|Brian Dick's (in collaboration with Christen Sperry-Garcia)|
The Nationwide Museum Mascot Project presents: OCMAscot, 2010
…we long ago discovered what has come to be known as Perreault's Percentage. No matter how talented the curator(s) or how vast the pool of artists, not more than 10 percent…of any large survey is worth looking at. Why is this? Judgments are limited. Plus, art worth saving is simply too hard to make…
|Brian Dick's (in collaboration with Christen Sperry-Garcia) |
The Nationwide Museum Mascot Project's Piñata Cozy with Glowfitti Room (detail), 2010
Inside the darkened van-cave one can "draw" on the glow-in-the-dark painted walls with the provided pen lights;
above is my temporary Lascaux hand.
|David Adey's Flock, 2010|
Looking at things from the other side of the fence, one can almost pity the damned-either-way curator: be inclusive, and be accused of hodgepodge-ism and lack of curatorial rigor; narrow the focus and suffer the slings and arrows of argumentum ad-hominem.
|Los Angeles Urban Rangers' Portable Ranger Station, 2009-2010|
The illegitimate love child of the Center for Land Use Interpretation and Ikea.
Way back when our love of art eventually brought us face to face with Gardner, Jason, or Hartt in the guise of Art 101, those color plates were like jewels in a literary saga--movements spread like communism across Asia and the Americas, and misunderstood artists went boldly against conventions like Jimmy Stewart went to Washington.

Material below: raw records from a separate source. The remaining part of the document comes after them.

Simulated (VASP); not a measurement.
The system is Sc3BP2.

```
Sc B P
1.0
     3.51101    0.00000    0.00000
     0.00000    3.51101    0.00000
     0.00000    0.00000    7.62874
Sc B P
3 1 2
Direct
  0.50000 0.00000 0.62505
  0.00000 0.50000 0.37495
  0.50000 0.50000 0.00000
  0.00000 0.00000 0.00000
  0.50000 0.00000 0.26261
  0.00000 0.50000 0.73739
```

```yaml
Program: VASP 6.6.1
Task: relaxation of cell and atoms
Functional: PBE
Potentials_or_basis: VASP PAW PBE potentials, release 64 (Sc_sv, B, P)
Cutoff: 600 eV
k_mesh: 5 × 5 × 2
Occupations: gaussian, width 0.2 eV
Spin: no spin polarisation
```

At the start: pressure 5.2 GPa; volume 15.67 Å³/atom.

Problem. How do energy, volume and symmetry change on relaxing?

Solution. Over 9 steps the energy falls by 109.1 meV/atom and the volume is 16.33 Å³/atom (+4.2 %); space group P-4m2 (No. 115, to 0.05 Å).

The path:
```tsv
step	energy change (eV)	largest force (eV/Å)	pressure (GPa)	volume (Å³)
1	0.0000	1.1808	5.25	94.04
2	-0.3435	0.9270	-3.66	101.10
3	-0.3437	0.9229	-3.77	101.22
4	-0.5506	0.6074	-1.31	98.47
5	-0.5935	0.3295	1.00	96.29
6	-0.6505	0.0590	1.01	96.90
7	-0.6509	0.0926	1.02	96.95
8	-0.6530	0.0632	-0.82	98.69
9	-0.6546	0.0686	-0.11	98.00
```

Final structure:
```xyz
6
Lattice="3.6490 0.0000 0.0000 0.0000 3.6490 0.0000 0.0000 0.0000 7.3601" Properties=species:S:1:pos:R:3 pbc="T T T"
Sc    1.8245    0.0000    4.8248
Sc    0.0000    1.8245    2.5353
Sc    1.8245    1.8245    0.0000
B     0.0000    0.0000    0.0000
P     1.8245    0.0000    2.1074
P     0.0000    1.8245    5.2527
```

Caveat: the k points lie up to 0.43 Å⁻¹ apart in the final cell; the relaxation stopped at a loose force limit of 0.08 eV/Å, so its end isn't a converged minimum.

|Electronic Disturbance Theater/b.a.n.g. lab's The Transborder Immigrant Tool (TBT), 2007-2009|
A hundred years ago to the month, Roger Fry curated Manet and the Post-Impressionists at the Grafton Gallery. What would be considered a pandering blockbuster today, the show was universally panned, and for a laugh London's Tatler printed a Van Gogh sideways, calling it "Plague-Stricken Rats Up a Tree." In those Edwardian times the conventional art came from the academy, work that is usually seen as kitsch today. But the art of 1910 shouldn't be seen as a simple dichotomy between the likes of Alma-Tadema and Cézanne. Concurrent with the ruckus in London, Kandinsky was creating his first abstractions, Meiji period artists in Japan were incorporating Western styles, and movements like analytic Cubism, Futurism, Die Brücke, the arts Nouveau and Crafts, along with the Fauvists, the Ashcan School, and photo-taking Eds--Steichen and Weston (among others) were all making stuff. What plays out today like dominoes (or sequential pages in an art history text) were essentially a jumble of reactionary, conventional, interacting, and isolated movements.
|Sherin Guirguis' Bein El-Qasrein, 2010|
|Nikki Pressley's Untitled, 2010|
|Patrick Wilson's Romeo, 2010|
Driving back home, I had that same feeling I sometimes get after visiting LACMA, that other named-after-a-county museum of art. As interesting as Latin American Art, Korean Art, or privately amassed collections are, one can't help sense and underlying urge by the museum to pander to their various constituencies, e.g. Los Angeles' large Latino population, the museum's Mid-Wilshire Korean neighbors, and most importantly, the major donors and collectors who sit on the board of trustees. As Euro-centric as the East Coast's encyclopedic museums were, one doesn't feel the Met was buying their Titian or Caravaggio to entice the folks in Little Italy to come visit their museum.
|Nina Waisman's Between Bodies / Tijuana, 2008-2010|
Image of your faithful scribe (looking like the Professor Farnsworth from Futurama); image courtesy Diane Calder.
|Agitprop's The Third Party, 2010|
Can art that's made from stuff bought at Home Depot be lumped together as an art movement?
|Gil Blank's No Title, No Date|
Image Courtesy LaMontagne Gallery, Boston
|Zoe Crosher's Like Miko Smiling for Christopher Williams, 2008|
Image Courtesy of the artist and DCKT Contemporary, New York
Bonus points for referencing an Artforum cover!
|Alex Israel's Property (Detail: Desire), 2010|
|On the Wall Next to Drew Heitzler's OCMA Stack (detail) 2010|
This is one of the problems inherent in today's multiple modes of production. There were several "stacks" in the biennial, reminiscent of Felix Gonzalez-Torres' unlimited editions. Los Angeles Urban Rangers, David Wilson, and others and take aways and work you could touch. Eventually the viewer gets put off when he becomes frustrated by different expectations from art that is identical on a formal level.